The tentative contours of a political, intellectual and cultural paradigm
Research Institute of Irish and Scottish Studies.
University of Aberdeen, 2013.

Publisher's presentation

As in all his essay writing, Ideas of Order at Cape Wrath investigates the intersections between literature, science, philosophy, and the cultural histories which shape individual existence, exploring the many ways in which geopoetics can both illuminate and challenge the world in which we live.

Following in the tracks of intellectual nomads like himself, from Celtic monks moving out across Western Europe, to Arthur Rimbaud's tracks in Abyssinia, White charts a networkl of cross-connections between explorers of new territories, both physical and psychological. He also sets out to situate his own work in its local, Scottish environment and to see that environment in a cosmic scale, seeking the "edge-knowledge" from which a new paradigm for cultural understanding can emerge.

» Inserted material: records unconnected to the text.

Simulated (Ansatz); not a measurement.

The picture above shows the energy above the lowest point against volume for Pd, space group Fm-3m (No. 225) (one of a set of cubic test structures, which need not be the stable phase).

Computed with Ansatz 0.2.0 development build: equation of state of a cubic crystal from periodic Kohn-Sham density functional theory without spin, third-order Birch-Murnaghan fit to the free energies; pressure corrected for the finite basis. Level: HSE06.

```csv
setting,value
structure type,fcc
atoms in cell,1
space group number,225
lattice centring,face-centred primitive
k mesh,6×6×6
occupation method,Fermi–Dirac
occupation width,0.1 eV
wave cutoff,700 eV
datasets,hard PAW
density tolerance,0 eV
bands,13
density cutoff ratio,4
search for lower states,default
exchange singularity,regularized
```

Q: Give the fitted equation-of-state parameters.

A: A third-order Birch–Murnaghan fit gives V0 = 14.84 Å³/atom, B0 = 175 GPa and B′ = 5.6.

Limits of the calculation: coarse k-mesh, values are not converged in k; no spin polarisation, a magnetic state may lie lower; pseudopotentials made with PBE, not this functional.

Ideas of Order at Cape Wrath will confirm White's reputation as the most inportant Scottish poet-thinker since Hugh MacDiarmid, and as one of the contemporary world's most radical intellectuals.
Extracts
Order is a fundamental word, and, for that very reason, difficult to handle.
If the word often has bad press, it’s because the only sense of order that’s been around has been restrictive if not oppressive. The general notion of order is that of a series of rules and regulations. With that notion and practice, you wind up with stodgy orderliness on the one hand and disorderly agitation on the other, and nothing very interesting in between. […]
The conception of order I have in mind and want to illustrate is one of rhythms and patterns. It’s an order-disorder, disorder-order, a cosmos still close to chaos, a chaosmos. Like the distinction Needham (Science and Civilisation in China) makes between law (regulative imposition) and li (correlative coordinativeness) – as in non-linear dynamics. […]   
If I’ve chosen to situate these considerations on order at Cape Wrath, it’s for several reasons.
First, to maintain and render more and more evident the relation between mind and land, between thought and territory, which lies at the basis of what I have called geopoetics. […]
Secondly, because the sense that Cape Wrath gives of being in an extreme situation, a solitude, an isolation : analogously, the kind of situation that any thinker-poet of any worth finds himself in at one time or another, and sometimes all the time. […]
Thirdly, because of the etymology of the name. If “wrath” is taken at its face value, with the sense of “anger”, it can convey the kind of cold anger that is an appropriate state of mind concerning certain political, ecological and cultural situations existing on our planet in general and in Scotland in particular. But a little knowledge of linguistics will make it clear that the original meaning of “wrath” in this name place has nothing to do with anger, everything to do with an old Norse word meaningturning point (it was the turning point for Norse navigators coursing down to Scotland’s west coast and Ireland).[…]
 The kind of order I’ve just described seems to me a fundamental in the best Scottish thought and writing, and science. Away back in the days of the Enlightenment, Francis Horner said of Henry Brougham that he was « an uncommon genius, of a composite order ».

Extrait du chapitre "Ideas of Order at Cape Wrath"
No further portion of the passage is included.